That meant I had reservations about physics. So, when our guidance counselor called me in and suggested I take typing instead, I did not experience the same discouragement as Ms. Savant did. You can argue that he was simply doing his job and moving me into a course where I would succeed instead of one where I was likely to fail. Fair enough.
But I also think he was guiding me into a more “woman friendly” course “for my own good.” He did me a big favor, though. Typing came in handy starting in college when I typed other students’ papers to make tuition money and then afterward in my career as a writer and marketer. But, then, I didn’t want to become a physicist.
Someday, someone will figure out how to teach math and science in a practical way that engages people like me. Practical experience will help a lot of students — women included — to do better in STEM courses.
Two — Banning or Preventing:
Also, in high school, I was not allowed to join the Projectionist’s Club, which was a totally male enclave. The experience would have come in handy in my first job, working for Dow Jones, where I had to show a movie to the Board of Directors. No pressure. I burned the first frame but got it done.

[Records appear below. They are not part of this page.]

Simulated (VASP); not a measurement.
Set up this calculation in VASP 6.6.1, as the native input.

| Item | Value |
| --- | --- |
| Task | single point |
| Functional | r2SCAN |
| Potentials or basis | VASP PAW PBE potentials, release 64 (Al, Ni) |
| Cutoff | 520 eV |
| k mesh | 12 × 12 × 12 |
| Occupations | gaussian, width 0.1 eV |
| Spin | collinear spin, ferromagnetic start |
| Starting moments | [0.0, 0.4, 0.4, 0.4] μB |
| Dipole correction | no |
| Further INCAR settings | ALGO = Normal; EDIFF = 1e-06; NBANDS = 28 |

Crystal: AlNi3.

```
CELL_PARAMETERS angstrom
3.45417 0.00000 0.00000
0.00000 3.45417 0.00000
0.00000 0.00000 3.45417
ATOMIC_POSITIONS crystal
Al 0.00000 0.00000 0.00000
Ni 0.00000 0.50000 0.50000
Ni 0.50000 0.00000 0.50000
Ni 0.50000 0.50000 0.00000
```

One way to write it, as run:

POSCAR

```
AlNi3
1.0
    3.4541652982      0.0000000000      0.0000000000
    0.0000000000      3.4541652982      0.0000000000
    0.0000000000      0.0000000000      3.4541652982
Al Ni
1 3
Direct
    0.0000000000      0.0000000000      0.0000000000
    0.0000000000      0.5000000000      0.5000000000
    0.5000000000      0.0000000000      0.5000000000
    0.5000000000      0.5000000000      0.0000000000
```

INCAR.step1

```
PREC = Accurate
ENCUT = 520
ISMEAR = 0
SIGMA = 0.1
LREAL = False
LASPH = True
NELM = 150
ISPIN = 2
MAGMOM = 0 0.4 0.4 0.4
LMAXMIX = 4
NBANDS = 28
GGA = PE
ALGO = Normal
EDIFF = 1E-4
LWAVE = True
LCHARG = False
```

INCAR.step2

The school flatly denied my request to take mechanical drawing because that course, which I would have loved, was reserved for boys. We girls could use the track and gymnastics equipment only when the boys were not. The gymnastics equipment was for male gymnastics, of course. The school did not provide the mats, horses, and bars for girls’ gymnastics. We got the message; girls are inferior and not worth investment in time or money.
The Invisible Brick Wall
When I graduated college, my brother suggested that I take a management training course. He did not realize that those programs did not admit women because they were wide open to him. He had never run into this kind of brick wall and didn’t know it existed.
Male privilege essentially means excluding females. That reserves the scholarships, the training programs, the good jobs, the choice assignments, the mentorships, and the fast track for males, regardless of whether they represent the best and the brightest candidates.
Think about how many white players would never have made it into the Baseball Hall of Fame if the Major Leagues had been integrated from the start. If some average white players had had to compete with superior black players, they would have retired in obscurity instead of being elevated as among the best. Discrimination results in promoting the mediocre above any level they ever might have achieved on their own.
Three — Protecting:
Outside of school I was not allowed to have a paper route because that was too dangerous for a girl. On my co-op job at the Fall River Herald News, I was not allowed to cover the police blotter because that was too dangerous for a girl. (I didn’t mind but any female student who wanted to be an investigative reporter would have hit yet another invisible brick wall.)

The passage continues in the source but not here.